Subsequently, many people had raised difficulties about this judgment. This is so because the payee of the cheque had to file the case at the place where the drawer of the cheque has a bank account. Thus, if you reside at Delhi and have a bank account in Delhi, and you get a cheque from a person from his bank account at Mumbai, you’ll have to go to Mumbai to file the case, even though the fault for cheque dishonour may be that of the person who gave you the cheque.

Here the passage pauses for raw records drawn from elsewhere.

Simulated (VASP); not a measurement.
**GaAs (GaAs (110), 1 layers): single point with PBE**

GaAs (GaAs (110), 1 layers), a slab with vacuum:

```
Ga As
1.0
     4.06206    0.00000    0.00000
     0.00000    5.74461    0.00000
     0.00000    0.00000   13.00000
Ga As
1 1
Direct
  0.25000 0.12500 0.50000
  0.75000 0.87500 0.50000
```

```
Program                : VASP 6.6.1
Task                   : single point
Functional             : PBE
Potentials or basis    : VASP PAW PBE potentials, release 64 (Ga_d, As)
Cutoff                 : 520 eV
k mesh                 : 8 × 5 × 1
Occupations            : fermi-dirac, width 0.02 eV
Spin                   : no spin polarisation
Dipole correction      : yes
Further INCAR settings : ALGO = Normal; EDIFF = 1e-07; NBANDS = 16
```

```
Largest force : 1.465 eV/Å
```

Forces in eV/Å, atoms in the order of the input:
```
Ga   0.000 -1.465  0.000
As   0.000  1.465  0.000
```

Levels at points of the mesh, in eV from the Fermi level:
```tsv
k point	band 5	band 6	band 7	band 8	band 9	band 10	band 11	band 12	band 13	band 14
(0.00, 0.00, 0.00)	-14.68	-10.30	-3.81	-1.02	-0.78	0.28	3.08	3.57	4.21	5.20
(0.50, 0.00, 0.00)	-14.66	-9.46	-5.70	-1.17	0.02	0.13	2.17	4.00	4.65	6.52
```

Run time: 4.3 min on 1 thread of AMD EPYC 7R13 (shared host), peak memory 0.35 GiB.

Moreover, the above judgment of the Supreme Court was also not clear as to what will happen in the case of a cheque which is “at par payable at all branches of the bank”. Within one month of the above SC decision, a decision of the Bombay High Court in the case of Ramanbhai Mathurbhai Patel v. State of Maharashtra in Criminal Writ Petition No. 2362 of 2014 had created the same uncertainty again in respect of multi-city cheques payable at par in all branches of the bank. This Bombay HC decision laid down that the payee of a multi-city cheque, which is payable at par in all branches of the bank, can choose the place where he wants to present the cheque, and thereafter when it is sent for clearing to the nearest branch of the bank in that city, the court having jurisdiction over that clearing branch has the territorial jurisdiction of the cheque bouncing case! So, in respect of the multi-city cheques, the old problem of uncertainty about territorial jurisdiction of cheque bouncing cases returned merely within one month of the authoritative decision of the Supreme Court delivered on 1 August 2014.
Thereafter, the above decision of the Bombay High Court was challenged in the Supreme Court vide SLP (Criminal) No. 7251 of 2014. This SLP was dismissed by the Supreme Court as withdrawn on 20 March 2015. This meant that the Bombay High Court decision had become final, though there were certain other legal implications as explained in that article.

But, now the legal position has changed with the new Ordinance:

However, now the legal position has completely changed with above new Ordinance, i.e., the Negotiable Instruments (Amendment) Ordinance, 2015, which has been promulgated by the President on 15 June 2015, and which has immediately come into force with effect from 15 June 2015. The above Supreme Court judgment and the above Bombay High Court judgment (and, also, all other judgments) are now of no consequence since this Ordinance supersedes them. Here is what is done by this new Ordinance.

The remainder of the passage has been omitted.